New York Mets: Does Pete Alonso have what it takes to be captain one day?

Andres Chavez
New York Mets, Pete Alonso
USA Today

In a matter of a few months, New York Mets‘ slugger Pete Alonso was crowned the NL Rookie of the Year, the league’s home run king with a record for rookies (53 blasts), he has brought joy to a longtime Mets fan, he has crashed a Zoom high school class, he has created his own foundation to help in times of crisis, and he has managed to captivate an entire city.

The Mets’ first baseman plays with passion and joy and his confidence, passion and leadership leave us all wondering: is he future Mets’ captain material? All of those traits remind us to a team legend: David Wright.

Whereas Twitter didn’t exist when Wright broke into the scene, Alonso has taken that resource to his advantage, constantly interacting with fans. He even popularized a hashtag to support the New York Mets: #LFGM.

All of that has created a background voice among fans that is slowly, but surely growing: his case to be captain some day is beginning to materialize.

The last Mets’ captain, Wright, spoke about the subject on the Metrospective Podcast with Pete McCarthy and Tim Britton.

“It seems like he’s got a big personality. It seems like he’s genuine when he opens his mouth. It seems like he’s gonna be able to back up what he did his rookie year for years to come,” Wright said, cited by SNY. “I think it starts with producing on the field, and he’s certainly proven that he’s the type of guy that you can build around — slot him in the middle of the lineup and he’ll be a run-producing machine.”

“I get asked all the time, ‘what does it take to be named captain’ or ‘what does it take to become a leader?’ I think the answer is fairly easy, (it’s) just be genuine, just be yourself. And if your teammates start looking at you in that regard, that’s how you gain the respect of that clubhouse.”

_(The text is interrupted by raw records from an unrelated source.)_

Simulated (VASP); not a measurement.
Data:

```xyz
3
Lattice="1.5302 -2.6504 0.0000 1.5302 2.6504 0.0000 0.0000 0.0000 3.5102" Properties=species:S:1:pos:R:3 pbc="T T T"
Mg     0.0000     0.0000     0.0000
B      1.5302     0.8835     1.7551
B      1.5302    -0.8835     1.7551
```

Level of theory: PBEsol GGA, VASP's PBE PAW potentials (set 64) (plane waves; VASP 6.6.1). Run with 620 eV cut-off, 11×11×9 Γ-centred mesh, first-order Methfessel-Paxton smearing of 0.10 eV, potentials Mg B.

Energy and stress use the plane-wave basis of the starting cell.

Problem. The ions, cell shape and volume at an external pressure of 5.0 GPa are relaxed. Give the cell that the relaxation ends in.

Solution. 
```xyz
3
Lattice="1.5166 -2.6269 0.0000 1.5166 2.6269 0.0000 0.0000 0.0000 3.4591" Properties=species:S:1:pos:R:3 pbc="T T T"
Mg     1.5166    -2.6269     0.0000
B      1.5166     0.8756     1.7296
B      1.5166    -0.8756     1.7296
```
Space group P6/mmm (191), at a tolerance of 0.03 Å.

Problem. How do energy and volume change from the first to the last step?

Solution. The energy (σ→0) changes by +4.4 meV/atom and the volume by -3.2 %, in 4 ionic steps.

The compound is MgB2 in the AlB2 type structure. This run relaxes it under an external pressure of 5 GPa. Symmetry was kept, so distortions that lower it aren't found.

Leading the Mets by example

For years, Wright was a star on the field. However, he also led the Mets by example, something that Derek Jeter did in his time with the Yankees.

“It isn’t going around and being the loudest guy or being the biggest talker or anything like that,” Wright said. “It’s just being genuine. … the guys that I looked up to as a rookie or my first couple of years were guys that led by example. Put the work in behind the scenes. If something needed to be said, pulling them aside — not in front of the cameras and the media. And dealing with your business that way. So those were the types of guys that I followed when I was a younger player and that’s the type of leader that I wanted to be.”

“I was gonna go out there and play the game hard, play the game the right way, prepare correctly, and hopefully guys followed that.”